Microeconomic implication: The refund structure creates a secondary deadweight loss or transfer inefficiency. Consumers who bore the tariff burden indirectly via prices receive no direct rebate, while businesses that collected tariff costs on invoices receive full refunds.
Quantifying the "Refund Gap"
If the $166B in refunds goes entirely to businesses and only 30–50% is passed through to final consumers via price reductions:
- Direct consumer benefit from refunds: $50–83B (30–50% of $166B).
- Indirect consumer benefit from prior tariff burden: $120–180B (the prior year's consumer surplus loss).
- Uncaptured benefit (business windfall): $83–116B (50–70% of refunds retained by importers/logistics firms).

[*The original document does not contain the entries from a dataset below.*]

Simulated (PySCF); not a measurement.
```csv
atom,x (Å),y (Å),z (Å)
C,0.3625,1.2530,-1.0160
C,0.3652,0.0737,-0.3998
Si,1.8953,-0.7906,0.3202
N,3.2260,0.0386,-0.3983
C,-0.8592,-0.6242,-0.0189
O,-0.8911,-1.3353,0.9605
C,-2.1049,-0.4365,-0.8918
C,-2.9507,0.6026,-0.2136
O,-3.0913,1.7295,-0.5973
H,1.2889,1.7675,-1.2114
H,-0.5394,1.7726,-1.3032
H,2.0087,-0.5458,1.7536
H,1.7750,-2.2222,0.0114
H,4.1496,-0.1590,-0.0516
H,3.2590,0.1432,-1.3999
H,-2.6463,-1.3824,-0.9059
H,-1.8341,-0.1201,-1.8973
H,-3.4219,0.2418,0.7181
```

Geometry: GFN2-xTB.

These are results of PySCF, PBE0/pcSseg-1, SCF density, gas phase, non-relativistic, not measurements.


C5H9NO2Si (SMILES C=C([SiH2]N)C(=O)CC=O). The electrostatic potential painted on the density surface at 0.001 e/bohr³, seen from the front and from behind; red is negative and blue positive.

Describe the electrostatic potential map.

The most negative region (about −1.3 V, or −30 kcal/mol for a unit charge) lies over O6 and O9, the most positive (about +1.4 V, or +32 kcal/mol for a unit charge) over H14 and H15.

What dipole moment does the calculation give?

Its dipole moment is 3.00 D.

This gap is a secondary distributional loss not captured in the standard tariff DWL calculation. It reflects the reality that refunds are administrative/accounting adjustments to firms with accounting records, not automatic price rebates to consumers.
Sector-Specific Microeconomic Impacts
Groceries and Food Products
Tariff structure: 10–25% on imported processed foods, canned goods, produce, and seafood.
Demand characteristics: - Highly inelastic (demand for groceries doesn't fall much when prices rise; consumers reduce quantity slightly but substitute within categories or delay non-essential purchases). - Price elasticity of demand: -0.3 to -0.5 (0.3–0.5% quantity reduction per 1% price increase).
Supply characteristics: - Domestic supply is constrained (U.S. agricultural production is seasonal; many processed foods rely on imported inputs like spices, oils, and canned vegetables). - Long-term supply elasticity: +0.4 to +0.8 (domestic capacity expands slowly; switching to import substitutes requires capital investment).
DWL magnitude: - Consumption DWL dominates because demand is inelastic; even small quantity reductions imply large consumer surplus losses. - Production DWL is moderate because domestic producers (food processors, farmers) do expand output at rising cost. - Total DWL: 8–12% of tariff revenue (~$2–3.5B for $45B in grocery tariffs).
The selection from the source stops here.